The Testaments - Margaret Atwood


I got pretty lucky with this one - I wasn't really planning to rush straight out and buy it the day it was released, but I happened to be doing my weekly supermarket shop and saw it casually sat there on the shelf, for half its RRP. Naturally, I snapped it up. As I said in my review of 'The Handmaid's Tale', I wasn't completely enamoured by it. I had extremely high hopes for Atwood after everything I'd heard, but the original novel did fall slightly short of the mark for me - the concept was amazing, but perhaps the execution was lacking.

That being said, I enjoyed 'The Testaments' more. It's not what I expected, and if you're hoping for a straight-forward follow on from the 1985 novel, you won't get it! The novel doesn't pick up from the first cohesively, but rather explores a set of new narrators and leaves Offred's tale largely unfinished. We are presented with three narrators, all of whom are very different to Offred, who was passive and repressed. The protagonists in 'The Testaments' are all much more active and gutsy when it comes to fighting the patriarchy, which I liked. I often found Offred's narration frustrating, due to her largely accepting her powerlessness. This was refreshing!

I won't spoil the plot, but I wish that Atwood hadn't confined her linking of the two books to the last couple of pages. It was only in these final moments that we really understood how both novels corresponded with one another, and the story of Gilead was really rounded off. I would have liked this to have been fleshed out more, and more of the detail explored around what really happened.

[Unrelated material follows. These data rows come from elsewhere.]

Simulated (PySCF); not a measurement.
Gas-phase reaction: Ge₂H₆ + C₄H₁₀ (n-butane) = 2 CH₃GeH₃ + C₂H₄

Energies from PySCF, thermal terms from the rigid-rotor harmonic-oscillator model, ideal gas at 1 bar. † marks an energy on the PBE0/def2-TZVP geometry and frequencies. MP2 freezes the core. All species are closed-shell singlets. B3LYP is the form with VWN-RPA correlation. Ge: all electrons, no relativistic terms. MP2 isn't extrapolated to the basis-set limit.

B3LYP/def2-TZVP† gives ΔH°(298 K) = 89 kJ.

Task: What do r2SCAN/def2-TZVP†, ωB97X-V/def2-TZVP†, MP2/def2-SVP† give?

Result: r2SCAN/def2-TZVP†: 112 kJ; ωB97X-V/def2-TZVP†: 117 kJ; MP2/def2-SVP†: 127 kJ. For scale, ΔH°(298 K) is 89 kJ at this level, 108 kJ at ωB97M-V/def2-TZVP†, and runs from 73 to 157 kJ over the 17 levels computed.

I did think certain aspects of the narrative were slightly obvious, and there were a couple of eye-roll moments, which I’ve gathered is a fairly common opinion judging by some of the other reviews on Goodreads. But on the whole I enjoyed it, more so than the original for sure. The story was nicely rounded off and the ending was final which I liked - I’m not sure a sequel was entirely necessary, but it was certainly well done.